The Central Intelligence Agency must publicly declare whether or not it has documents on drone strikes carried out by the US government, and if so, must explain why it can keep those documents hidden from the public, according to a new ruling today by an appeals court in Washington, DC. The ruling, which was made in response to a three-year-old Freedom of Information Act request filed by the American Civil Liberties Union, doesn't mean that the CIA will have to turn over any drone documents themselves, but it does force the agency to at least acknowledge that it has intelligence on US drone strikes, which it's been reluctant to do so far in official court filings.

Unanimous ruling

As the three-judge panel for the DC appeals court stated in a unanimous ruling, the CIA's refusal to acknowledge that such documents even exist is contrary to public statements made by government officials, including Leon Panetta when he was CIA director back in 2009. As Panetta said at that time in response to a question about drone strikes at a DC nonprofit: "These operations have been very effective because they have been very precise in terms of the targeting and it involved a minimum of collateral damage."

"It is implausible that the CIA does not possess a single document on the subject of drone strikes."

As the DC court points out: "Given those statements, it is implausible that the CIA does not possess a single document on the subject of drone strikes [...] Those statements are tantamount to an acknowledgment that the CIA has documents on the subject." But the ruling notes that the CIA can still keep them from the public eye, so long as it explains how many documents it has on drone killings and why certain documents should be exempted from the Freedom of Information Act. The CIA can also appeal to the full circuit court or petition the Supreme Court to overturn today's ruling.

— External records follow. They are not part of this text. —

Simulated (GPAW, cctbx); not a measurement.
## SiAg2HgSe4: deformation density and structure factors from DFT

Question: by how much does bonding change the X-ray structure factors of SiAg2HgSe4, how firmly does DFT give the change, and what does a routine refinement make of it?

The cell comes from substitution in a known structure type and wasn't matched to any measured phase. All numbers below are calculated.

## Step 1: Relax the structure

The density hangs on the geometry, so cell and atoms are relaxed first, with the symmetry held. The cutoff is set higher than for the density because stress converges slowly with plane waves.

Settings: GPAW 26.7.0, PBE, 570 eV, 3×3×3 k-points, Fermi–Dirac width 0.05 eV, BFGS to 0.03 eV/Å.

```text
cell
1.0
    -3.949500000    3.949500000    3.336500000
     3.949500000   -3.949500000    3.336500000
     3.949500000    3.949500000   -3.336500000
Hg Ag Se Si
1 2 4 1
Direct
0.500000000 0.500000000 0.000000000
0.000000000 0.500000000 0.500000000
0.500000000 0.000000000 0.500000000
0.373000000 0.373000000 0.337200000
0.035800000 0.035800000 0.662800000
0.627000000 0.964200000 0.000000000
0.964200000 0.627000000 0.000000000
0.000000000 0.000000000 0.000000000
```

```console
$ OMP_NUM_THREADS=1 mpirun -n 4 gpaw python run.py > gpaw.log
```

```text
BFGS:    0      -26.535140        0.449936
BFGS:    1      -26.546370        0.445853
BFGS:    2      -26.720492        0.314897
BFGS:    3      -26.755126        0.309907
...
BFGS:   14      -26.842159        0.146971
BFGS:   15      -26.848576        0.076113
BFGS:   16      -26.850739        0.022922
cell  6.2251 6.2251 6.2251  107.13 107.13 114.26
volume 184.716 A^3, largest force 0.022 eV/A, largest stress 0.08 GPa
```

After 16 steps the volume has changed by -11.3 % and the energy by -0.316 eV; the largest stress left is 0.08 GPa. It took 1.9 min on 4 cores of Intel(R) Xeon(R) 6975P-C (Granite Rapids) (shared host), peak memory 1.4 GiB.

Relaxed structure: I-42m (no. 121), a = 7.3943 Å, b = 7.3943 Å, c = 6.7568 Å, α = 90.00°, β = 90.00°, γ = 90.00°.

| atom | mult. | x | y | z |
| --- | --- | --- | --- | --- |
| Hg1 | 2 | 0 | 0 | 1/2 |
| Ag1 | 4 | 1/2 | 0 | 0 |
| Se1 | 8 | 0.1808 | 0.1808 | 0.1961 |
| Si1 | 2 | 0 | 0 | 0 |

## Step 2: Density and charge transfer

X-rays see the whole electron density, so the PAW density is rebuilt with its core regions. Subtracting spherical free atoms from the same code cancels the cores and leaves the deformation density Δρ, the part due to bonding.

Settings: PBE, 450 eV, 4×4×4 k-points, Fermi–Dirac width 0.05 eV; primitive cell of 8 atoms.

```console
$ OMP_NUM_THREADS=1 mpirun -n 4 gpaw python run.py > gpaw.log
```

"This is an important victory."

Still, the ACLU celebrated the ruling as a chink in the CIA's wall of secrecy around drone strikes. As Jameel Jaffer, the ACLU lawyer in the case said in a statement published on the nonprofit group's website Friday: "This is an important victory. It requires the government to retire the absurd claim that the CIA's interest in the targeted killing program is a secret, and it will make it more difficult for the government to deflect questions about the program's scope and legal basis."

The ruling comes at a time when suspected US drone strikes are coming under increased international scrutiny. The UN's top investigator on drone killings, Ben Emmerson, on Friday released a statement calling upon the US to end drone strikes in Pakistan, saying in part, "it involves the use of force on the territory of another State without its consent and is therefore a violation of Pakistan’s sovereignty."